I think I'm making some mistakes in the below, but I'm not sure where. Even if there are mistakes, I'm thinking there might not be any practical point to it, but I'm curious.

I think it's possible to find the slope of a tangent line without using limits in some cases. Further it's possible to generalize the procedure to many common curves. I am having trouble with a proof of this and I'm not sure where I am going wrong.

Proof we can find the slope of a tangent line to a parabola without taking a limit:

1) First we consider a circle. If we know the center of a circle and we know a point on that circle, we know the equation of a line connecting the center to that point. The slope of the line perpendicular to this line is the slope of the tangent line to the circle at that point. So we have already proven the thesis in the case of a circle.

2) A circle is tangent to some other curve if it only intersects that curve at a single point.

3) A circle can be constructed to be tangent to certain points on certain curves. Tangent circles share tangent lines with the curves to which they are tangent. So the procedure above can find tangents to those curves by constructing the correct tangent circle.

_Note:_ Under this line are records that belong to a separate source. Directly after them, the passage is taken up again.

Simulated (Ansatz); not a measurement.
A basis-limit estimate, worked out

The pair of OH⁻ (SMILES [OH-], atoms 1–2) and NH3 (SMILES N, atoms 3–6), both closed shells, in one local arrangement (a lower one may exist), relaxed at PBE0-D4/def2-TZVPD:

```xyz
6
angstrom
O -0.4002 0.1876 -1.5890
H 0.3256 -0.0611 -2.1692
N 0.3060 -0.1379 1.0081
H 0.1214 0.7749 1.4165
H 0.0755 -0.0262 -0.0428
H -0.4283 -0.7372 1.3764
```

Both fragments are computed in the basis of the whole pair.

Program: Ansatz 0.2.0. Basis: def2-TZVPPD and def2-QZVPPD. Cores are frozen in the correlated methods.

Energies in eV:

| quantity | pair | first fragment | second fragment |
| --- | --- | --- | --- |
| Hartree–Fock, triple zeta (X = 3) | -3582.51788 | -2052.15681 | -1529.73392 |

Parabola case: Consider $y=x^2$.

We want a circle such that $(x-a)^2+(x^2-b)^2=r^2$

So: $$x^4+(1-2b)x^2-2ax+(a^2+b^2-r^2)=0$$

We either have 2 complex roots or no real solutions. Assuming we have any real solutions, having a unique one requires that we have a repeated root.

So to find the tangent to the curve at $x_0$ we want to divide the quartic by $(x-x_0)^2$. We'd want to have the remainder terms be zero and the discriminant of the resulting quotient to be negative.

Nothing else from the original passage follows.